Monday 21 September 2009

DJ Cass pumps Cardiff's musical blood

Cardiff has a lot in common with Liverpool; the nasal accent and musical veins pumped with rich international blood from the docks.

It was multicultural before the word was invented, open-minded and open-eared.
Cass - he doesn't answer to a second name - was a docklands boy when the words had some meaning, long before they called it The Bay and cleared the streets for the politicians and the performers; even before Dame Shirley gave some exotic sheen to saying you came from Tiger Bay.

Of mixed heritage - Welsh, Barbadian, perfect Cardiff - his mother sang in pubs while he made his first pennies running record parties in his back room.

"We put down an oil cloth and I made a money box in school," he recalls, still living in a musical world as he returns to Dj-ing after twenty years off - the oldest spinner in town.

The Scouse wind that swept round the world in the early 1960s caught young Cass too. He'd moved to Ely and started to hang round with his new neighbours, Dave and Don, and pick up new sounds - biker music like the Shangri Las - and when Dave started drumming with bands Cass tagged along and helped lump the gear.

Their scene revolved around the brothers' back room and music, music, music.

Cass flitted from job to job; a photography firm, a supermarket, tea boy on a building site - he remembers returning from lunch to find the place deserted; everyone and everything gone, the terrible news from Aberfan had come on the radio and they'd simply picked up their gear and gone to help dig out the dead and the injued.

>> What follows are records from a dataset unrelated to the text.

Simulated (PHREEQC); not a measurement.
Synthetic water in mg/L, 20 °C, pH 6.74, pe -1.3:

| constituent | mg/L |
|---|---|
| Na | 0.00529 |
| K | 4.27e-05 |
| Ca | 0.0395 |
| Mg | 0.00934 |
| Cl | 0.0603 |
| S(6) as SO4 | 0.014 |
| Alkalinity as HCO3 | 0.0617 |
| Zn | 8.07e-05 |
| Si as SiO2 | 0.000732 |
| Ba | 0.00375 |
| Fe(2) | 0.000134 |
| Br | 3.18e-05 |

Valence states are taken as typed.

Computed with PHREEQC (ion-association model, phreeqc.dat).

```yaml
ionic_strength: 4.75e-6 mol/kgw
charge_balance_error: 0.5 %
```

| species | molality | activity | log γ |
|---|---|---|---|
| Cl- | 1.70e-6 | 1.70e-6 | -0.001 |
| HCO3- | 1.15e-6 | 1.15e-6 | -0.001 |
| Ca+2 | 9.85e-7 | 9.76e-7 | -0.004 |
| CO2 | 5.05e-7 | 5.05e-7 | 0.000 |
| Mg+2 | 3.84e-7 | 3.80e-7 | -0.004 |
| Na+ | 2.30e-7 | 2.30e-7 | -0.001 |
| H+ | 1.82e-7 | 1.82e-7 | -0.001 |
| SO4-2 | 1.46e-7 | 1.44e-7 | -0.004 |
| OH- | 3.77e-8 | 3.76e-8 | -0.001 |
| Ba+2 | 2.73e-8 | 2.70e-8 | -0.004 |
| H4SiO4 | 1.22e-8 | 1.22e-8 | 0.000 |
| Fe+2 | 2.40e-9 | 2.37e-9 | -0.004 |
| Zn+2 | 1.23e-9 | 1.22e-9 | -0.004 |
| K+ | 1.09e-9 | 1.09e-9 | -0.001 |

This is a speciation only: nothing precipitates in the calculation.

Day jobs might have been dull, but by night he searched out Cardiff's music scenes - picking up on blue beat, then ska, Motown and psychedelia.

"I'm open-minded," he says, "if a record gives me that feeling, if it makes me sit up or makes me tap my feet then I like it and I'd be thinking I can play that - I'd go and get an import album for one track, and then you hear something else to follow up."

Living in Cathays in the mid sixties he spots a guy unloading guitar cases across the road and gets talking - he ends up roadying for Jan's Crowd, meeting one of his two great musician friends in drummer Robert 'Congo' Jones as the band expand their reputation - first the Cardiff circuit, then the Valleys too, then it's Bristol, London, Newcastle.

His other great pal, whose bands he worked with was Tich Gwillam - the Welsh Jimi Hendrix, whose party piece as a feedback drenched Hen Wlad Fy Nhadau - an extraordinary guitarist and 'priceless as a friend' according to Cass.

"Jan's Crowd split up, but half the band became the house band at a place called Gino's," he explains, "and that's where I really started with the Dj-ing. They'd put records on after their sets, and I said 'I can do that', then someone stuck a microphone in my hand and said 'talk'."

He started to see a way to make a few quid from what he loved, setting up at the Checkmate Club in Caerphilly.

"It was successful because of the music," Cass says. "I was playing something away from the norm - soul, Motown, reggae, psychedelic rock - and turning people on to new stuff, like Earth Wind and Fire when they first came out."


He was soon working for Draig Promotions, who booked Cardiff bands on tours from offices in Severn Road.

"Someone came in one day and said there's a job in Munich, you can go if you want, and I just said yeah, then I went home and freaked out."


Freak out or not Cass, who'd never left the country, found himself and spinning discs around acts like Boney M and AC/DC, and making a success of his eclectic sound in Germany.

Back at Cardiff's Casablanca, and broadcasting on CBC - the station that became Red Dragon - he continued seeking out new sounds: early R 'n' B, jazz and jazz funk - Louis Jordan, Bullmouth Jackson, Stanley Clarke, The Average White Band, Billy Cobham and Art Blakey.

"I've been buying records for 20-25 years," he says, surveying a collection that can be measured in yards more easily than discs - he doesn't have a vinyl vault, he has a vinyl home.

"It's several thousand," he says, "I've got 1,000 to 1,500 disco records alone."
For 20 years that collection was a joy only to Cass and his friends - he always wants to share a tune.

But now he's back DJ-ing in public again at a venue with a musical history as rich as his own, and a favourite stage of Tich's .

"This, it's like radio," he says, "I can play what I like."

And he does, and what a range - Frank Zappa, Miles Davies, Dubside of the Moon, Steely Dan, Lee Scratch Perry, Led Zeppelin, Spirit, Burning Spear, The Doors, John Holt the reggae crooner, The Upsetters, Prince Buster, Howling Wolf, Otis, the Markays, the Barkays. Atlantic Soul, Stax and Motown. Ska and Blue Beat. Reggae, Blues, Jazz and Jazz funk. Psychedlia, those 50s r and b greats from the Casablanca, you name it.

You can catch Cass on Friday nights at the Royal Oak - 200 Broadway - Cardiff's famous old boxing pub.